David Toop guides readers on an excavation of sound documentation, cataloging sonic explorations throughout the 20th century: from a never-realized collaboration between Edgard Varèse & Charlie Parker to the new-German sounds of Kraftwerk. Recordings of Amazonian frog choirs are discussed with the same reverence as a Tokyo radio station where programming schedules reflect tidal patterns. This is a book about the transcendent nature of listening with patience & care, which we should all consider in this age of elaborate distraction.

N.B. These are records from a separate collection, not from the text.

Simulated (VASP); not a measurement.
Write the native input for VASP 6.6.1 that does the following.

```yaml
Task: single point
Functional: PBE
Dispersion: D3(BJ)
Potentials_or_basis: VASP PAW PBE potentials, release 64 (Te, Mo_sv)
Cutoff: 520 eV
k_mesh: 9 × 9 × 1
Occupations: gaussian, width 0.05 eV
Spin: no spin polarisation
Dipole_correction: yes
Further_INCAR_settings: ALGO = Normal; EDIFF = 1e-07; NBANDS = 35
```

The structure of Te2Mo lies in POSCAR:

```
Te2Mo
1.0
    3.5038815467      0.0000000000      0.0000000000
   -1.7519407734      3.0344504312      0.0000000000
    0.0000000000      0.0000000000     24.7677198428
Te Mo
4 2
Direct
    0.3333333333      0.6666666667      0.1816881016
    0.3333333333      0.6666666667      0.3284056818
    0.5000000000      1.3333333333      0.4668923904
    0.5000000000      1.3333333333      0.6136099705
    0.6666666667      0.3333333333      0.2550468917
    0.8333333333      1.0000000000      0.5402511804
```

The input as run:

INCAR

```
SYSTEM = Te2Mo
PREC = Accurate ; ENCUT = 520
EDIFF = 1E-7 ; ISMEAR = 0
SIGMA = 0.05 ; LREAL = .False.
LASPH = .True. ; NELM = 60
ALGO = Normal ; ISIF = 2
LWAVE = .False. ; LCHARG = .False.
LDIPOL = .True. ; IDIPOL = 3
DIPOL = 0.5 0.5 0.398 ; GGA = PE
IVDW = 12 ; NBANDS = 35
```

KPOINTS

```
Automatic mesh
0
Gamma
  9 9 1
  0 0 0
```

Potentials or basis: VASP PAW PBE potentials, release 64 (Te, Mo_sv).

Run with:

Picked by David in Fort Greene
David Toop's extraordinary work of sonic history travels from the rainforests of Amazonas to the megalopolis of Tokyo via the work of artists as diverse as Brian Eno, Sun Ra, Erik Satie, Kate Bush, Kraftwerk and Brian Wilson. Beginning in 1889 at the Paris exposition when Debussy first heard Javanese music performed, Ocean of Sound channels the competing instincts of 20th century music into an exhilarating, path-breaking account of ambient sound.
About the Author
David Toop is an English musician, author and professor of audio culture and improvisation at the London College of Communication. He was a member of the Flying Lizards and a contributor to the British magazine The Face. He is a regular contributor to The Wire, has recorded Yanomami shamanism in Amazonas, appeared on Top of the Pops, exhibited sound installations in Tokyo, Beijing and London's National Gallery, and performed with artists ranging from John Zorn, Evan Parker, Bob Cobbing and Ivor Cutler to Akio Suzuki, Elaine Mitchener, Lore Lixenberg and Max Eastley. He has published five books, including Ocean of Sound, and released eight solo albums.